Who could lose their job?
Daniel Racz @Danny___Dimes
Every season, a few NFL teams decide that parting ways with their current head coach are in the team’s best interest. While some coaches retain their job for many years, every bad coach is eventually fired once their flaws are revealed. Even teams with star quarterbacks, like the 2020 Houston Texans, fired their coaches. Whether it be due to an outdated scheme, a lack of interpersonal skills, or the inability to make in-game adjustments, there are a few current men that should be coaching as their lives depend on it.
In theory, the Arizona Cardinals have built their team properly. After realizing that Josh Rosen was a failed draft pick, the team went back to the well and took Heisman winner Kyler Murray with the first overall pick. To complement their young quarterback, the Cardinals added college offensive guru Kliff Kingsbury to coach their squad. During the 2020 offseason, the Cardinals added Deandre Hopkins to give Kyler Murray a legitimate alpha wide receiver. This offseason, the Cardinals signed J.J. Watt to shore up their defensive line.
The additions that the Cardinals have made, in addition to Kyler Murray’s lack of major development as a passer, have put Kingsbury’s job security in jeopardy. The Cardinals have yet to have a winning record with Kliff at the helm. The offense that Kingsbury has designed is reminiscent of any college air-raid offense. There were many questions about whether an offense that ran a large portion of their plays with four wide receivers and one running back would work. The Cardinals ran this personnel, called 10 personnel, a record 20 percent last season, 5 percent more than the next team–the Buffalo Bills. Kyler Murray’s lack of major development as a passer has forced many to evaluate if he is the man for the job. If the Cardinals do not post nine wins next season, Kingsbury could be on his way out.
Sean McVay’s disciple Zac Taylor was a surprise hire during the 2019 coaching cycle. The then 36-year-old with no prior experience naturally drew comparison to McVay, his mentor. When McVay was hired to develop Jared Goff, there were doubts. However, once the public saw the transformation Goff underwent, many teams searched for the next young, offensive mastermind. The Bengals took a shot on Taylor, hoping they could find a franchise-changing coach. However, in his first two seasons, Taylor has been underwhelming at best. The Bengals have six combined wins in Taylor’s two seasons and have held a top-five pick in both years.
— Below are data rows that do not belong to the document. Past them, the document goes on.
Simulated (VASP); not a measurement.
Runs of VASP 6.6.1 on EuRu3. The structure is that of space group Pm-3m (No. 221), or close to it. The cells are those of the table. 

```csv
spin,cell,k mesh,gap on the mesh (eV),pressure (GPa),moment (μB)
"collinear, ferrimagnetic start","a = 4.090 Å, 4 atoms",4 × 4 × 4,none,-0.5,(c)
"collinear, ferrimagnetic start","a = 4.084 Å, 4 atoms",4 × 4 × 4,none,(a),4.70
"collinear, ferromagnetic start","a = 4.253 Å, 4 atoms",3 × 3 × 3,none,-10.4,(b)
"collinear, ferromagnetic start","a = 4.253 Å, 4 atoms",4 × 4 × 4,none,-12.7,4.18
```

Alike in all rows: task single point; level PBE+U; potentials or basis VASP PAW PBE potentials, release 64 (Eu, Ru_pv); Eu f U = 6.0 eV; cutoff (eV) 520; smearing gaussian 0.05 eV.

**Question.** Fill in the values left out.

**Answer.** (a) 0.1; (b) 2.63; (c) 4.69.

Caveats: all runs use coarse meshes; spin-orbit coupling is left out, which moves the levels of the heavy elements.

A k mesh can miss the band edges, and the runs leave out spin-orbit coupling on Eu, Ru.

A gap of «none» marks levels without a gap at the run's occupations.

After Taylor’s first season, the Bengals selected the heir apparent to Andy Dalton, LSU Heisman winner Joe Burrow. Burrow’s rookie season was cut short when he tore his ACL, but when Burrow played he looked like a franchise quarterback. The issue with Taylor’s tenure is not what he has done at the quarterback position, but rather everything else. The offensive line is among the league’s worst, raising red flags about the viability of the offense long-term. The defensive line lacks edge rush talent, and they let their premier pass rusher, Carl Lawson, walk during free agency. The Bengals still may not have NFL-caliber linebackers, and the secondary is still in shambles. The Bengals are looking at another top ten draft pick, and Zac Talyor will likely be out of a job come January.